Stateside ($tateside) Records is a British record label which initially released licenced American recordings and is now a reissue label.

It was formed in 1962 by EMI as a replacement for the Top Rank label (originally the Rank Organisation's label), which had folded. EMI hired former Top Rank label head Fred Oxon to run the label and compete with Decca Records' rival London label. While Top Rank's British acts (such as John Leyton) were assigned to EMI's Columbia and HMV labels, Stateside continued to issue records from its American suppliers, such as Tamla-Motown-Gordy, Amy Records, Bell, 20th Century Fox, Scepter, Vee-Jay and A&M. Its first hit was Palisades Park by Freddy Cannon, which was licenced from Swan Records. It was through EMI's relationship with Vee-Jay and Swan that pre-1964 recordings by The Beatles were released by those labels in the USA when EMI's American subsidiary Capitol turned them down.

In the late 1960s, when EMI set up long term licence contracts with US labels like Motown, MCA and Asylum, it no longer needed Stateside, and the label retired quietly in 1973 (along with the EMI Columbia and HMV POP labels) in favour of the new EMI label.
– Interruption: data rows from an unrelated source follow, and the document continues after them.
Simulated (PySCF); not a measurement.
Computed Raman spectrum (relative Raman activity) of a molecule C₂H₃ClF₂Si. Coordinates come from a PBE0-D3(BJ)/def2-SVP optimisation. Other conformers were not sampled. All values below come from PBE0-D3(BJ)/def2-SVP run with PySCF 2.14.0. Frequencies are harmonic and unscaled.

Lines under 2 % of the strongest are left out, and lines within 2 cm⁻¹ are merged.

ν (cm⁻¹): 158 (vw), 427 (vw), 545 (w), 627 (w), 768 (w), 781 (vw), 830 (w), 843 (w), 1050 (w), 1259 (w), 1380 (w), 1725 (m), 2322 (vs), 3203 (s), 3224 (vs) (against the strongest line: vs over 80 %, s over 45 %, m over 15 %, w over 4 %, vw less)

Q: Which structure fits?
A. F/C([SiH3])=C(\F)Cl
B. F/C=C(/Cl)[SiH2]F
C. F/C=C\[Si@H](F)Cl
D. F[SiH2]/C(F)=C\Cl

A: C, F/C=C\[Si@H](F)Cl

Stateside has retrospectively attracted interest from northern soul fans, mainly for its role in passing on American Motown recordings to the UK market. Stateside issued 45 of these prior to the establishment of the UK Tamla Motown label, including the number 1 "Baby Love" in 1964.

In the 1980s, the Stateside label was revived as a catalogue reissue label specialising in American recordings from Capitol Records and other labels EMI acquired over the years.